The Dodd-Frank Act responded to public criticism that the federal consumer credit protection laws were not vigorously enforced by the banking regulators, by creating a new independent watchdog for that purpose housed within the Federal Reserve. It was widely believed that the banking regulators had not provided sufficiently vigorous enforcement of consumer credit protection laws, and that it was this lack of oversight that led to the explosion of subprime mortgages and ultimately to the collapse of the housing market. With the goal of eliminating risk in the financial system and improving consumer protection, the Consumer Financial Protection Bureau is charged with oversight of financial products and services providers, including banks and non-banks, as well as mortgage and student loan lenders, captive finance companies, payday lenders, and credit card companies. Notably excluded from the CFPB’s oversight responsibility are auto dealers, real estate brokers, and financial institutions with assets of less than $10 billion.

The CPFB will have supervisory powers as well as broad rule-making powers with the responsibility to protect consumers against unfair, deceptive, or abusive financial products, acts or practices, and to enforce compliance with existing consumer protection laws such as TILA, ECOA, RESPA, EFTA, GLBA, HMDA, the SAFE Act, and others. Its responsibility extends to data privacy and information security issues in connection with financial products and services. It was Congress’ intent for the CFPB to act swiftly to curb emerging practices it believes may be harmful to consumers. It has been charged with closely monitoring the financial services markets, and has been given broad rulemaking authority to regulate and prohibit products and services before they spread throughout the country or become large enough to adversely impact the economy.

The concept of “unfair and deceptive acts and practices” mirrors Section 5 of the Federal Trade Commission Act, and the CFPB will likely look to the FTC’s precedent for rulemaking and enforcement activity. However, the additional concept of “abusive” acts is new and has no actual precedent in the realm of financial products and services regulation. One point of guidance may be the FTC’s Telemarketing Sales Rule which prohibits not only deceptive telemarketing practices but also those that are “abusive.” The Rule describes particular practices it deems abusive, such as requesting or receiving payment of any fee in advance of obtaining a loan or other extension of credit when the seller or telemarketer has guaranteed or represented a high likelihood of success in obtaining the loan.

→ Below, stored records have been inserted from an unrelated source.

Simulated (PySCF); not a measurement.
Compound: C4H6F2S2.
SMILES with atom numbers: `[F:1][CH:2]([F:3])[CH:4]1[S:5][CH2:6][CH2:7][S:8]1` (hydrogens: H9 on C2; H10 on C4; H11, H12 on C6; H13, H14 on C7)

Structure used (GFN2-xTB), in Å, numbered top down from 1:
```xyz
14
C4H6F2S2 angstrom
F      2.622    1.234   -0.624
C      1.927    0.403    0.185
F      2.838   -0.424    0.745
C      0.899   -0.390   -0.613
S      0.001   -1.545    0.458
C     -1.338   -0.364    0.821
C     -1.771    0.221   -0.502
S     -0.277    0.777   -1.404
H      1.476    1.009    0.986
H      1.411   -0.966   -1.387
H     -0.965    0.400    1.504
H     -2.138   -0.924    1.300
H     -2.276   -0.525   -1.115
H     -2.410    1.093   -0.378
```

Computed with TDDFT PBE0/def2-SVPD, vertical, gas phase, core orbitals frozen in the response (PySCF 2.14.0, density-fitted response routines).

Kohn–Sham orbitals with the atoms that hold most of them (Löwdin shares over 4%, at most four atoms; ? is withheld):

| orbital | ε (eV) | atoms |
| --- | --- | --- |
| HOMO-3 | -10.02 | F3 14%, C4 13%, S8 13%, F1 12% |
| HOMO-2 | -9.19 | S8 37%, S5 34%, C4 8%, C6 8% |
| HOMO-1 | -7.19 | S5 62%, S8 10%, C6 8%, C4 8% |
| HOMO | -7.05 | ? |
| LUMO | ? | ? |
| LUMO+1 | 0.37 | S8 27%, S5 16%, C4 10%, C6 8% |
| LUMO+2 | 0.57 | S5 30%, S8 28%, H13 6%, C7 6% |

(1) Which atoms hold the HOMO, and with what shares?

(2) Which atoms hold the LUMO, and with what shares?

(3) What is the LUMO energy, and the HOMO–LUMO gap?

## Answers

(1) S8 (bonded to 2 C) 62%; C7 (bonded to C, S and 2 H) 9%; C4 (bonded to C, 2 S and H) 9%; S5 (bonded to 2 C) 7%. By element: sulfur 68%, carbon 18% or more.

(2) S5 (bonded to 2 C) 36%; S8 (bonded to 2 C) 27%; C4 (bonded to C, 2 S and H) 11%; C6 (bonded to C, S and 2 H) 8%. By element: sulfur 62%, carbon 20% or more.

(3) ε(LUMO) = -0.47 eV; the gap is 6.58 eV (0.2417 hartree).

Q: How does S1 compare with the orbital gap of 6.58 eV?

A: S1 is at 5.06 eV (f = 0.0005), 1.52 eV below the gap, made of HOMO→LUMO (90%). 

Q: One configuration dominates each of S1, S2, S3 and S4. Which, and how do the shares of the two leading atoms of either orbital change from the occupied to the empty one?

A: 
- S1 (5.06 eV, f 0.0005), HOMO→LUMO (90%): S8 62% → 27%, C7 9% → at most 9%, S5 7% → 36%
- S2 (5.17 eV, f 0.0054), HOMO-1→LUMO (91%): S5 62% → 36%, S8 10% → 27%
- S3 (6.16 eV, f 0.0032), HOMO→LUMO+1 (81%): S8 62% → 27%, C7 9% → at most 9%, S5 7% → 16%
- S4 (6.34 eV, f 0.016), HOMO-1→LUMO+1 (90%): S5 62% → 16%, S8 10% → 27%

It is expected that the CPFB will closely mirror the FTC’s use of its Section 5 authority to regulate the consumer finance market. The CPFB will not interfere with state consumer protection efforts, and individuals, state Attorneys General, and state legislatures may still pursue measures to provide protection in the area of financial products and services.

As with any legislation of this magnitude, the devil is in the details. The regulations as ultimately finalized will establish the extent to which the CFPB will control the future development and delivery of financial products and services. It is incumbent upon large and small institutions, nonbank financial services providers, and consumers to engage in the rulemaking process to be certain that the views of all constituencies are aired as this national debate on the future of the financial services industry takes place.